Such a policy would have “catastrophic” consequences, according to Marty Durbin, president of the chamber’s Global Energy Institute.
The study, which does not take into account climate or public health concerns, concluded Keystone State would lose 65,000 oil and natural gas jobs alone between 2021 and 2025, and take a $261 billion hit to the state GDP. That’s roughly a third of the state’s current GDP, according to federal data.
The document also looked at a number of other oil and gas-producing swing states that will play a critical role in the 2020 elections.
Nationally, the study predicted higher energy prices, a $7.1 trillion GDP hit, and 19 million jobs lost by 2025, if the U.S. banned the industrial process. Fracking refers to shooting a high pressure fluid mixture into the ground to open up subterranean beds of natural gas for extraction. The numbers include both direct and indirect effects.
“In 2016, the notion was considered an extreme position, but today unfortunately we’ve seen many mainstream presidential candidates join in,” Durbin said in a press call.
According to the Washington Post, six of the current Democratic presidential candidates say they would ban fracking, including Vermont Sen. Bernie Sanders and Massachusetts Sen. Elizabeth Warren.
Whether that’s possible by executive fiat is unclear and unlikely, which Durbin noted. But the executive, without Congress, could still “take many other options to restrict fracking development.” That could include drilling and fracking bans on public lands.
A ban on fracking has gained political ground on the left because of health and climate risks. Proximity to fracking has been associated with respiratory problems and low birth weights, but no study has yet drawn a cause and effect between the two.
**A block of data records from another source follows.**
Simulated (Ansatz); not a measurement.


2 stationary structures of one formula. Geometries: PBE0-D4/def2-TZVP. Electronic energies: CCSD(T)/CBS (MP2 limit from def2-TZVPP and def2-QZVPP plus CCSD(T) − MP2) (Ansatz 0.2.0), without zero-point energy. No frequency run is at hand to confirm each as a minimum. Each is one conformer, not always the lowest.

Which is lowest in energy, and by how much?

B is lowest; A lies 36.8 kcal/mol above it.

Meanwhile, fracking and transporting gas, let alone burning it, releases greenhouse gases into the atmosphere, causing climate change.
Natural gas production, transmission and distribution released 10.6 million metric tons of carbon dioxide alone, according to the state’s 2017 greenhouse gas inventory. That’s roughly four percent of all state emissions.
The entire total cannot be directly linked to fracking — some is also released by the state’s conventional drillers.
A Carnegie Mellon University study released earlier this month found that the pollution and climate change costs of fracking equaled $57 billion in Appalachia, far exceeding the economic benefits of the industry.
But Durbin argued to “not forget the huge environmental benefits we have garnered” from natural gas.
That includes the replacement of coal, a dirtier energy source, that industry backers often point to. But state and federal projections show that recent carbon reductions from natural gas are temporary, and that emissions will remain relatively constant until 2050.
The calls to ban fracking have started to gain some traction, even as they divide the Democratic Party in Pennsylvania. A handful of progressive local and state candidates, such as Allegheny County Democratic Reps. Summer Lee and Sara Innamorato, have backed a temporary moratorium on fracking.*
But, the industry is a massive one with wide economic impacts. Pennsylvania is the second biggest natural gas producing state, according to federal data. Its role will only become bigger as petrochemical plants, which convert fracked ethane into plastic, come online.
*This story was updated to reflect Rep. Summer Lee and Sara Innamorato’s position on fracking.